Implementing the Reform Legislation Is a Critical Step for Ukraine
In August 2023, the U.S. State Department published an integrated strategy for Ukraine. This highly structured, systematic document defines the key goals and objectives of the U.S. government and its diplomats.
Apart from objectives aimed at securing Ukraine's victory in the war, the document summarizes the goals and requirements that have been in place for different Ukrainian administrations for a decade. These goals include fighting corruption, deoligarchization, continuing with judicial reforms, the introduction of corporate governance, and so on. The overarching question lingering behind the document’s cited goals is why, despite Ukraine's considerable efforts, achieving these goals has remained elusive.
The State of the Reforms
In 2024 Ukraine will mark the ten-year anniversary of the launch of its most ambitious anti-corruption reform program. On October 14, 2014, legislation was passed to start the process of establishing various anti-corruption agencies, including the National Anti-Corruption Bureau of Ukraine (NABU), the National Agency on Corruption Prevention (NAPC), and the Special Anti-Corruption Prosecutor’s Office (SAP). Later, the High Anti-Corruption Court was added. Further reforms included new methods to promote transparency in the selection of judges, prosecutorial reforms, reform of the police service on a new footing, and reform of the public electronic procurement system, ProZorro.

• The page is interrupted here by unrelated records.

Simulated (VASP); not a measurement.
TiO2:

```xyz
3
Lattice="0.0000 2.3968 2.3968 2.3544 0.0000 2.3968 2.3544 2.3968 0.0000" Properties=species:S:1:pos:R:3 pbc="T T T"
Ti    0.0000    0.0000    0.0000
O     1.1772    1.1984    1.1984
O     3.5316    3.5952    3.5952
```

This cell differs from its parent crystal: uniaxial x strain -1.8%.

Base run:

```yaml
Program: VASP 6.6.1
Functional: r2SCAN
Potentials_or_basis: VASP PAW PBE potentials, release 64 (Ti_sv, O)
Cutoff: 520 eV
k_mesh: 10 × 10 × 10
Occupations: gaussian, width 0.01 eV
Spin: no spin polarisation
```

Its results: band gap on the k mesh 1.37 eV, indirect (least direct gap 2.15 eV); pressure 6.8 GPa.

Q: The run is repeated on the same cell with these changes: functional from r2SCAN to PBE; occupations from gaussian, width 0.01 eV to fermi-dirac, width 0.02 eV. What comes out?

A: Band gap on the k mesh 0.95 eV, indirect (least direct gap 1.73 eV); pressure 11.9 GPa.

At first glance, it might seem that Ukraine decided to become a champion in the fight against corruption, but despite the large number of criminal cases brought against officials for alleged corruption, no top officials or oligarchs have received real sentences.
At the same time, Ukraine’s huge anti-corruption efforts have moved the country’s ranking on the Corruption Perceptions Index only a trifle, from 144th in 2013 to 122nd in 2021. In addition, the anti-corruption bodies are viewed with a high degree of distrust by Ukrainians. In a survey conducted in July and August 2021 by the Razumkov Center, an independent pollster, distrust was expressed by 69–70 percent of respondents.
The Economy Is Affected
Such desultory results are not limited to the fight against corruption. A significant achievement of Ukraine was the Association Agreement with the EU. The agreement was intended to stimulate economic growth and bring Ukrainian standards in line with European ones.
In 2021, Ukrainian authorities reported that the agreement was 60 percent implemented. More precisely, this meant that necessary changes in line with the agreement had been adopted at the legislative level.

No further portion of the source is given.